New analysis has revealed more than three quarters of surveyed UK universities are 'very' or 'extremely concerned' about the negative impact a no-deal Brexit will have on their institution, but most feel they are prepared for such an eventuality after taking widespread precautions.
The in-depth survey of its members by UUK has investigated the sector's preparedness, in respect of no-deal, ahead of the proposed exit date from the European Union. A total of 75 universities from across the UK responded, and the results showed that significant arrangements have been made to mitigate the potential impact of a no-deal outcome.
However, concern remains high of the potential consequences no agreement would have on areas including student and staff recruitment and retention and access to research programmes and funding.

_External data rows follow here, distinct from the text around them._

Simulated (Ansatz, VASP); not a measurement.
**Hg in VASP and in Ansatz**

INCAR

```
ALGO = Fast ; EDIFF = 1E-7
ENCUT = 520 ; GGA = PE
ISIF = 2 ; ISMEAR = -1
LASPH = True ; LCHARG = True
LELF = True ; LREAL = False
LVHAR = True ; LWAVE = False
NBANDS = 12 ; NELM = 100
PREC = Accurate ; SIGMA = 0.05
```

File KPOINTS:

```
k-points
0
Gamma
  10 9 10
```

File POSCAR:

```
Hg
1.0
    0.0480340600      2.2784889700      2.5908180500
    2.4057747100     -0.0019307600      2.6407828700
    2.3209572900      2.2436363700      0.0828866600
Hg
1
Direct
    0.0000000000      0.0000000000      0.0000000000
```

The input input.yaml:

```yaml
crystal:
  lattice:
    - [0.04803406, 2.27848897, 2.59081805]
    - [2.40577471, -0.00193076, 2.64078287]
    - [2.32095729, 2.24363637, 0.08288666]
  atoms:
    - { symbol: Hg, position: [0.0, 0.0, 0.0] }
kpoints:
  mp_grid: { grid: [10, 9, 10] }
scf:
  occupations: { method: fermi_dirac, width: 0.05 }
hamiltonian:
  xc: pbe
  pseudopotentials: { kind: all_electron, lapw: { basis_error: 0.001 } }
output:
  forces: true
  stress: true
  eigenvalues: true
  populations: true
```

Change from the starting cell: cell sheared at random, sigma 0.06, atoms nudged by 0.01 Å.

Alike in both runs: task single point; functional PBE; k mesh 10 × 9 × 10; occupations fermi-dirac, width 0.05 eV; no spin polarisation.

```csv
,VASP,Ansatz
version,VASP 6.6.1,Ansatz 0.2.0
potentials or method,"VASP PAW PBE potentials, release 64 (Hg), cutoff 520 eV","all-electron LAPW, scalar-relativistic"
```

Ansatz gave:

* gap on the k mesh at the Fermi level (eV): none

The survey findings showed;
100% of universities acknowledge being prepared for no-deal to some extent – fully or very (52%) or slightly (48%)
93% of universities have encouraged EU staff and students to secure pre-settled and settled status
More than 80% of universities are either 'very' or 'extremely' concerned about the impact no-deal will have on their institution
61% of universities believe either student recruitment (34%) or access to research programmes and funding (27%) would be impacted most by no-deal
Some universities have prepared, or considered preparing, stores of essential supplies
Professor Julia Buckingham, President of Universities UK and Vice-Chancellor of Brunel University London, said: "While the news that universities feel prepared for no-deal in some capacity is reassuring it is clear that the implications of exit under these circumstances remain largely unknown. It is in the government's power to alleviate many of these concerns.
"Despite working tirelessly to offset the potential implications of no-deal, such an outcome could leave an indelible footprint on the higher education landscape for years to come."
Survey results found 90% of universities have communicated with researchers involved in EU-funded projects to explain the steps taken by government to underwrite EU funding, 90% have established which Erasmus+ mobility programmes will be covered by the European Commission and which by the UK government guarantee and 95% have evaluated risks to key supplies and contracts.
But universities are already feeling the potential effects of no-deal. Survey results indicated that 50% of institutions have experienced a change in demand from EU students, more than 55% have experienced a change in the level of collaboration with overseas partners and almost 60% have lost existing or potential staff members to overseas institutions.
Since the June 2016 referendum vote, UUK has worked with its members, UK Government and European partners on future planning and ways in which the potentially damaging consequences of Brexit, in particular no-deal, can be mitigated.
A total of 75 UK universities responded to the survey. Responding universities detailed where they felt no-deal would have the most significant impact, what pre-emptive actions had already been undertaken, the impact a potential no-deal was already having, what gaps remained in government advice to universities, and whether universities have stockpiled or considered stockpiling essential supplies.